According to the latest report from ISS Securities Class Action Services, there were two court-approved securities class action lawsuit settlements in 2025 large enough to make the firm’s annual list of the Top 100 U.S. Class Action Settlements. These two 2025 settlements took place in a year in which the number of cases resolved, average and median settlement amounts, and even the number and total value of “mega settlements” ($100 million+) all declined compared to 2024. The details of the 2025 court approved settlements, including with respect to the two largest of the year, can be found in the ISS SCAS report, here.

The 115 court-approved U.S. monetary securities class action settlements in 2025 represents a 15% decrease from the 136 settlements in 2024. The aggregate total value of the 2025 settlements also declined, to an even greater extent than the decline in the settlement numbers might otherwise suggest. The total value of the 2025 settlements was $3.58 billion, compared to $4.75 billion in 2024, representing a decline of nearly 25%.

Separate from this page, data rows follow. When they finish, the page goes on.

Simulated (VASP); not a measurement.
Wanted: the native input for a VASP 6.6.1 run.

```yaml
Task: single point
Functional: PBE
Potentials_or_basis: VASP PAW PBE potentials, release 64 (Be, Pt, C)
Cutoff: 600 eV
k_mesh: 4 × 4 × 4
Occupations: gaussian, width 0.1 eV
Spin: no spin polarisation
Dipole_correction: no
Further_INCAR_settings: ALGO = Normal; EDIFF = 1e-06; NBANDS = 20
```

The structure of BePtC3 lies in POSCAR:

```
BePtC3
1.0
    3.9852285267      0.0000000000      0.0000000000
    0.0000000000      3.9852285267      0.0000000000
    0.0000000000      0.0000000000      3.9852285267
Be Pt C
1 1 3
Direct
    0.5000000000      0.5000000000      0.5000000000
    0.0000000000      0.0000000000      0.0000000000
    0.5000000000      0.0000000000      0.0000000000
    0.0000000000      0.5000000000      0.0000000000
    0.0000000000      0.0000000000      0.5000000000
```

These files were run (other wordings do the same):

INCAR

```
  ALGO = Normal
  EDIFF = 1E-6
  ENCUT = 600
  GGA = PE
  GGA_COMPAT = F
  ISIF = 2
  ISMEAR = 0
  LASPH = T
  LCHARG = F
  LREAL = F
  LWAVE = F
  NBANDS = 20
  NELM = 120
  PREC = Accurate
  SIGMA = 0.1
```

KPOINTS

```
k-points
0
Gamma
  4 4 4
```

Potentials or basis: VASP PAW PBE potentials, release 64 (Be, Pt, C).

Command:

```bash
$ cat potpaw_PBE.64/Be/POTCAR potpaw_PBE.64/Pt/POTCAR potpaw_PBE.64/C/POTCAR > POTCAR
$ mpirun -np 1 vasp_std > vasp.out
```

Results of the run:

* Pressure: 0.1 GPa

The average settlement amount also declined, to $31.1 million in 2025, from $34.9 million in 2024, representing a decline of about 11%. The median 2025 settlement was $13 million, slightly below the 2024 median securities-related settlement of $13.5 million.

During 2025, there were eight “mega settlements” ($100 million+) totaling more than $1.6 billion, representing about 45% of the year’s total. By contrast, in 2024, there were ten mega settlements, collectively amounting to more than $2.4 billion, or about half of the aggregate value of the 2024 settlements.

Of the 115 U.S. court-approved monetary securities class action settlements in 2025, two were large enough to make the all-time Top 100 list, contributing $796 million in aggregate value, or about 20% of the total 2025 securities class action settlement value. The two cases that made the list are the Alibaba Group Holdings Ltd. settlement of $433.5 million, good enough for 48th on the all-time list; and General Electric Co. settlement of $362.5 million, good enough for 56th on the all-time list. (By way of comparison there were four settlements in 2024 that were large enough to make the all-time list.)

Readers may be interested to know that the 2025 average time to settlement (representing the duration of the full case lifecycle from initial complaint to final settlement approval) was 3.5 years, slightly shorter than the 3.7 years average in 2024.

Readers may also be interested to know just how big a securities class action lawsuit settlement has to be to make the Top 100 list. The answer is $200 million – in other words, even a nine-figure settlement less than $200 million is not big enough to make the list. Indeed, a settlement of $1 billion is not even good enough to make the top ten list, unless it exceeds $1.142 billion. (A $1 billion settlement would in fact tie for 17th on the list.)  A settlement would have to come in over $500 million just to come in 32nd on the list.

Because there are actually five cases tied for the 100th spot on the list (at $200 million), the Top 100 list actually includes 104 settlements. Of the 104 settlements on the list, 95 had institutional investor lead plaintiffs, while nine had non-institutional investor lead plaintiffs.

Among the plaintiffs’ law firms, the plaintiffs’ firm with the most cases on the list in which the firm served as lead counsel or co-lead counsel is the Bernstein Litowitz firm, which has 37 cases on the list (include three of the top ten), followed by the Robbins Geller firm, which has 24 of the settlements on the list (including three of the top ten). The Bernstein Litowitz firm also has cases on the list that aggregate to the highest value from among the settlements on the list, totaling $27.3 billion, followed by the Robbins Geller firm, with cases on the list totaling $20.1 billion. The Robbins Geller firm’s cases include the largest settlement of all time, the Enron case, which had total settlements of $7.242 billion.

In terms of settlements on tap to receive possible court approval in 2026, there are several settlements announced in 2025 that seem poised to make the list this year: the $740 million Didi Global, Inc. (which would be good enough for 24th on this year’s list); the Rivian Automotive $250 million (good enough to tie for 83rd on this year’s list); the $239 million Celgene settlement (good enough for 86th on this year’s list); and the $210 Fidelity National Information Services settlement (good enough to tie for 97th on this year’s list). Although it is not big enough to make the list, the $179 million Acadia Healthcare settlement also likely will receive court-approval in 2026. These five settlements alone combine for $1.6 billion. Due to these and other considerations, the ISS SCAS report suggests that 2026 could “outperform” 2025, and even possibly 2024.

Special thanks to Donald Grunewald of ISS SCAS for providing me with a copy of the Top 100 report. Don is the Director of Litigation Analysis at ISS SCAS.